# "Windows Update Error" "Error 0x800A138F"



## Alex Ethridge (Apr 10, 2000)

Content of pasted page:
Windows Update Error
Windows Update has encountered an error and cannot display the requested page.
Select from any of the following pages for information about Windows Update services, or send us your feedback.
Windows Update Home Page
About Windows Update
Support Information
You can also get online support if you are having problems with Windows Update.
Send error number to Microsoft (0x800A138F)
Note This sends error information but does not create a support incident; you may or may not receive a response.
The 0x800A138F is a general error number. The more specific error number listed in the Windows Update Log is 0x80072F05

From the searches I've done at Google, I gather this error is common to all versions of Windows.
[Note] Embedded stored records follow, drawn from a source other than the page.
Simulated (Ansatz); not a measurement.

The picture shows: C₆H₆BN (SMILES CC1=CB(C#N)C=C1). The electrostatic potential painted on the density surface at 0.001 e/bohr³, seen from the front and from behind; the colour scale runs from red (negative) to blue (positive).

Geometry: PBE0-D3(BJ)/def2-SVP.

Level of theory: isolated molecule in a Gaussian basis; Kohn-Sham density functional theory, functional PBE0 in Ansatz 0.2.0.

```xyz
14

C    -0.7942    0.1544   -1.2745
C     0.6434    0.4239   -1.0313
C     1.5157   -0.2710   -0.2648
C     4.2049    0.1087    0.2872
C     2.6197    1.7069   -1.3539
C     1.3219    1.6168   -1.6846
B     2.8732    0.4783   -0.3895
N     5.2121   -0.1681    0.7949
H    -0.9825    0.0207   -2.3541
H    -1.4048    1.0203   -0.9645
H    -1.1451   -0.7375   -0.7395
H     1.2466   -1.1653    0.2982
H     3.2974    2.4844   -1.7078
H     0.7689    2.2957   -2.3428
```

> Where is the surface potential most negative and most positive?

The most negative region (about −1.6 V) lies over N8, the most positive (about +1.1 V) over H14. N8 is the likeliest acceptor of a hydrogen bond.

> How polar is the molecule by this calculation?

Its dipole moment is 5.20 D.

What I've done so far in trying to solve this problem:
Formatted the hard disk and reloaded Windows 98, replaced the memory, changed the main board bus speed and slowed the processor, slowed the memory clock from 133 to 100. (Memory is PC133.)

Any suggestions?


----------



## brianF (Dec 2, 1999)

How about this

Problem Description: 
You will see an error entry like this in the Windows Update.log file:

Error IUENGINE Querying software update catalog from https://v4.windowsupdate.microsoft.com/getmanifest.asp (Error 0x80072F05)

Resolutions: 
Make sure that the computer's time and date settings are correct. This is the most likely cause of this error. If those settings are correct, then check that valid SSL certificates are installed on the computer using the steps below.
1. Open Internet Explorer, click "Tools," and then click "Internet Options."
2. Select the "Contents" tab and click "Certificates."
3. Select the "Trusted Root Certification Authorities" tab.
4. Check for a certificate called "Microsoft Root Authority."
5. Double-click it.
6. On the "General" tab, make sure that the "Valid from" dates are correct. The dates should be something like "1/10/1997 to 12/31/2020."
7. On the "Certification Path" tab, under the "Certificate Status" section, make sure it says "This certificate is OK."
8. Click "OK," and then locate a certificate called "NO LIABILITY ACCEPTED."
9. On the "General" tab, make sure that the "Valid from" dates are correct. The dates should be something like "5/11/1997 to 1/7/2004."
10. On the "Certification Path" tab, under the "Certificate Status" section, make sure it says "This certificate is OK."
--------------------------------------------------------------------------------

Issue Applies To: 
Windows 2000
Windows 98 and Windows 98 Second Edition
Windows Millennium Edition
Windows Server 2003 Family
Windows XP

Did this resolve your problem?


----------



## Alex Ethridge (Apr 10, 2000)

Thanks.

I didn't have to go any further than setting the date and time.

I've for years been doing Windows updates on computers that had dates that were *YEARS* off and this is the first time I have run into this error.

I have been doing some reading on the web about this problem and it appears Microsoft made fundamental changes to the way their servers handle Windows updates. These changes were made as a result of vulnerabilities exposed by MSBlaster worm. These recent changes must be the reason I didn't have the problem before now.


----------